While the building of the school means fans have to say goodbye to the historic ground, Mr Whiteley says a school is the best thing that could have happened to the site.
He said: "I don't think any- thing else could have been better. They could have used it for industry or anything.
"To use the old Boulevard name will mean the site will keep its name for the next 100 years."
Pupils will wear black and white uniforms, the colours of the club.
There will be a memorial garden in the school for the relatives of people who had their ashes scattered on the pitch to visit.
Andy Grace, principal designate, said: "People have been telling me how quickly it has been coming together and there is so much more than I expected to be up.
"When I applied for the position as principal, I had the opportunity to check it was going to have high standards and expectations and that it was going to reflect the needs of the community.
"What I didn't realise until after was how significant this site is for the people in this area, so we made a strategic decision to call it the Boulevard Academy, which was a signal of intent. We could not have called it anything else."

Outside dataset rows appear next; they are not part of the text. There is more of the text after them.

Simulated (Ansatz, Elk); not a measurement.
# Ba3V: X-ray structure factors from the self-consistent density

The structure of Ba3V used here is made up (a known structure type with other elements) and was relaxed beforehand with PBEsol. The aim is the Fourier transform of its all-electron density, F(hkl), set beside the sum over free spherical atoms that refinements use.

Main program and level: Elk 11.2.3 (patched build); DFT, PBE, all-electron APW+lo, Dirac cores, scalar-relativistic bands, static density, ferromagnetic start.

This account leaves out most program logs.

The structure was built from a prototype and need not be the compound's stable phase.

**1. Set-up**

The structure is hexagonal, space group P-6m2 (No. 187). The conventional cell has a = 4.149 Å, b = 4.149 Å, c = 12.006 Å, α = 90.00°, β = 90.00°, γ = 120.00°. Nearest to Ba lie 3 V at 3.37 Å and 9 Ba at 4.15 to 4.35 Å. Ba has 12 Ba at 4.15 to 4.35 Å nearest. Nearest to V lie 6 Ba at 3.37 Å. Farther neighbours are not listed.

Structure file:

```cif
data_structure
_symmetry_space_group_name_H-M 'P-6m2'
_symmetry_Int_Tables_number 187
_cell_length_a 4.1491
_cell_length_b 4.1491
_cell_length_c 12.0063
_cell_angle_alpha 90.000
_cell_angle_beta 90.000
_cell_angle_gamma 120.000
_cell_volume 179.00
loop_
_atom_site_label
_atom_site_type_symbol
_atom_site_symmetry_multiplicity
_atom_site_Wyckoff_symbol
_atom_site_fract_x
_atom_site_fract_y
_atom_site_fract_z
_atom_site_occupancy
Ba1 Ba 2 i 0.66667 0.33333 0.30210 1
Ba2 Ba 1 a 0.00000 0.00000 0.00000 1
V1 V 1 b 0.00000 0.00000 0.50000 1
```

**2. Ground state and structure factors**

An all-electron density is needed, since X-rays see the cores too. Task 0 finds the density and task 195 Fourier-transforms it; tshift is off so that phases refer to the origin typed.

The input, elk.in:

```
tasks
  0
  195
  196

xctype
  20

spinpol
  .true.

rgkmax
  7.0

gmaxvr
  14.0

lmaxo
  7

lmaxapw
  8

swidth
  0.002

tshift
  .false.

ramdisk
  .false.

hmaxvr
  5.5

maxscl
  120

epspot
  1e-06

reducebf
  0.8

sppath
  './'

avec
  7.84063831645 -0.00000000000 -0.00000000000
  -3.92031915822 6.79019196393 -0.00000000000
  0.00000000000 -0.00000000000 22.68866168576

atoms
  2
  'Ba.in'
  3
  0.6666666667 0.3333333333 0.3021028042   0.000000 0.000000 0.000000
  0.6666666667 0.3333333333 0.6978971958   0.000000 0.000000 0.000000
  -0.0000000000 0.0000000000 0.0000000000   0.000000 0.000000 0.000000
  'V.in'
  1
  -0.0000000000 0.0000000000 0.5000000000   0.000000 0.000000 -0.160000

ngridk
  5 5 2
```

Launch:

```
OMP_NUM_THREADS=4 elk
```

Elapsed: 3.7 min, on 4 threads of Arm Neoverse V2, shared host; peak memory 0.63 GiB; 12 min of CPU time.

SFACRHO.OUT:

Mr Grace says parents have shown faith to put their children down for places at the school when building work had not even started.
He said: "What we want to do now, before it opens, is to speak to families and young people to explain what is unique about the school."
The £10m school will have places for 600 pupils. As a free school, it will operate outside the local authority's control.
Construction firm Bam, which is building the school, says the bulk of it will be completed by September 2 when the keys will be handed over. Pupils are expected to start at the school on September 9.